In accordance with a further feature of the invention, in the method the initial phase relation is already calculated from a longer averaging of the measured signal before the shot since it is precisely the exact knowledge of the starting position of the projectile that has a great influence on the measuring error of the method. Since the phase difference and, therefore, the respective projectile location is analytically approximated by the filtering function, deviations in the evaluation arise between the actual phase superimposed with disturbances which, of course, are to be compensated and the phase defined by the filtering function. One should therefore strive to calculate the initial phase relation, as mentioned, before the shot by a longer averaging time of the mixer signal.

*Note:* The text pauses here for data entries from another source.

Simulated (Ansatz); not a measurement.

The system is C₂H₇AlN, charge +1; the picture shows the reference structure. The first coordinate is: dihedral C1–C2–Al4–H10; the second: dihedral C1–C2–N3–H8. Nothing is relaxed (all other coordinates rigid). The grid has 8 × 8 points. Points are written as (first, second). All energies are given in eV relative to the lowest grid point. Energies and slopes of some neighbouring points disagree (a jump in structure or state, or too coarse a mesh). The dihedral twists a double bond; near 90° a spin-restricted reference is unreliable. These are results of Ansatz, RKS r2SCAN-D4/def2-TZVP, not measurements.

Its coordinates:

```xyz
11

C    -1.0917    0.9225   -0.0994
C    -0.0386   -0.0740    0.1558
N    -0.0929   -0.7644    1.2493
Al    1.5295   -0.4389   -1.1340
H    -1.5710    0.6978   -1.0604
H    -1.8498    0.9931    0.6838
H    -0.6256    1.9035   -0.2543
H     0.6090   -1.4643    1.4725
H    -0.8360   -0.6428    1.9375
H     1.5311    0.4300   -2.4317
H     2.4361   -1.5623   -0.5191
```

Lower error limits for the velocity calculation that lie at about 5% in the region of the acceleration maximum and below 1% in the region of the ultimate velocity can be achieved with the method of the present invention or, respectively, with the apparatus of the invention for carrying out the method.
Other objects, features and advantages of the invention, its organization, construction and operation will be best understood from the following detailed description, taken in conjunction with the accompanying drawings, on which:
FIG. 1 is a schematic representation of an apparatus constructed in accordance with the present invention for calculation of the motional characteristics of a projectile moving in the barrel of a weapon;
FIG. 2 is a graphic illustration of a typical example of an interferometer signal (voltage U over the time t) registered in a measurement with the apparatus shown in FIG. 1;
FIG. 3 is a graphic illustration showing a velocity/path diagram as a result of the method of the present invention, proceeding from a signal curve of FIG. 2;
FIG. 4 is a graphic illustration of the corresponding acceleration/path diagram; and
FIG. 5 is a graphic representation showing a somewhat clarified signal curve corresponding to FIG. 2.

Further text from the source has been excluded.